November 2001. Ilan Ramon (Colonel, Israel Air Force), payload specialist representing the Israel Space Agency (ISA). (Photo courtesy of NASA)
November 2001. Ilan Ramon (Colonel, Israel Air Force), payload specialist representing the Israel Space Agency (ISA). (Photo courtesy of NASA)

Ilan was assigned to the Columbia, but NASA repeatedly delayed the mission until the big moment came on Jan. 16, 2003. “For two weeks, we closely followed the NASA Television, an astronaut Big Brother of sorts. When the Columbia was due to land, the crew-members’ families got together. We counted down in anticipation. The timer reached zero and then started to count up. We gradually realized that something was off. We were escorted to a room, and an official eventually told us what had happened. At first it was impossible to comprehend.”

The visit to Israel for the funeral and shiva was a cultural shock. “We witnessed the beauty of the Israeli spirit, especially the great love and support, but also its less palatable sides—the boundaries of privacy.”

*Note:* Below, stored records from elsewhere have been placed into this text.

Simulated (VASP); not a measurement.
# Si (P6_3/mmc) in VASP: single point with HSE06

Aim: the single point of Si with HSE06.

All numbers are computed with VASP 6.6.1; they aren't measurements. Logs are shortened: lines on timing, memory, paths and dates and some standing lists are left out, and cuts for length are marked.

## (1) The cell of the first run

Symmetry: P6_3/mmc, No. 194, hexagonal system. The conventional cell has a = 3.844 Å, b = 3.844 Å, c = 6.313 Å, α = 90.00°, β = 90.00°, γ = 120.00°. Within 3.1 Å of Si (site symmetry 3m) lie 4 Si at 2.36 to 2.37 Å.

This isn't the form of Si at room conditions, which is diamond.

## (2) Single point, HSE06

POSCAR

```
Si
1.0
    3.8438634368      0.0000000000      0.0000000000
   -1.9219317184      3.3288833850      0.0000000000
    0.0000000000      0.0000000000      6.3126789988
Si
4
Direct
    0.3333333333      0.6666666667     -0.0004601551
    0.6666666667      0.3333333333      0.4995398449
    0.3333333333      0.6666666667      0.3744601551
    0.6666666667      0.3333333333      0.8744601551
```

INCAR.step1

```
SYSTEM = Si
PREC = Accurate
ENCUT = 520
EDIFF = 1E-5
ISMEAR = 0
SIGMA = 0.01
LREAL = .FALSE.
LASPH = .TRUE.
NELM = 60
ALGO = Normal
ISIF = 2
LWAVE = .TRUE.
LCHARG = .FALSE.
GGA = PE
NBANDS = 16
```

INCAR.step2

A year and a half later Rona, a physical-education teacher and later a psycho-spiritual coach, and her four children returned to Israel and settled in Ramat Gan. Ramon, then 14, had to shoulder the double burden of a national and personal grief and to learn to be Israeli anew. “People think that when you return to Israel all you need is to reacquire the language, but it cuts much deeper,” he remembers. “You need to reconstruct your Israeli character, to recalibrate your identity.”

The sense of alienation, along with the cultural differences, was also the fountain of creativity. “I’d sit in our basement for hours on end, into the night, and try to understand who I was through lyrics and music, letting my feelings flow out. The music was an antidote to alienation.”

Ramon contrasts his challenges with Assaf’s successful adaptation. “Everybody who met him immediately fell in love with Assaf. He was such a good person that he didn’t trigger any feelings of envy. We had a mature and supportive relationship, without anger or jealousy. I loved him dearly. I admired him. When your big brother is so handsome and accomplished, all you want is to emulate and learn from him.”

From an early age Assaf was set on walking in the father’s footsteps, declaring in first grade that he wanted to be “either a pilot or painter.” He eventually chose the first, and his mother gave the required family consent for the flight course. The public attention on the graduation ceremony occasioned a moment of brotherly intimacy. “When the ceremony was over, Assaf asked that I’d help him escape the press. Like a bodyguard, I put my arm around him and shielded him. We rushed, bent over, to a safe space in one of the tents. Some hundred friends and relatives wearing T-shirts with ‘I Love Assaf Ramon’ were in attendance. Everybody thought he was so deserving. That he fought so hard for self-actualization. We were so proud of him.”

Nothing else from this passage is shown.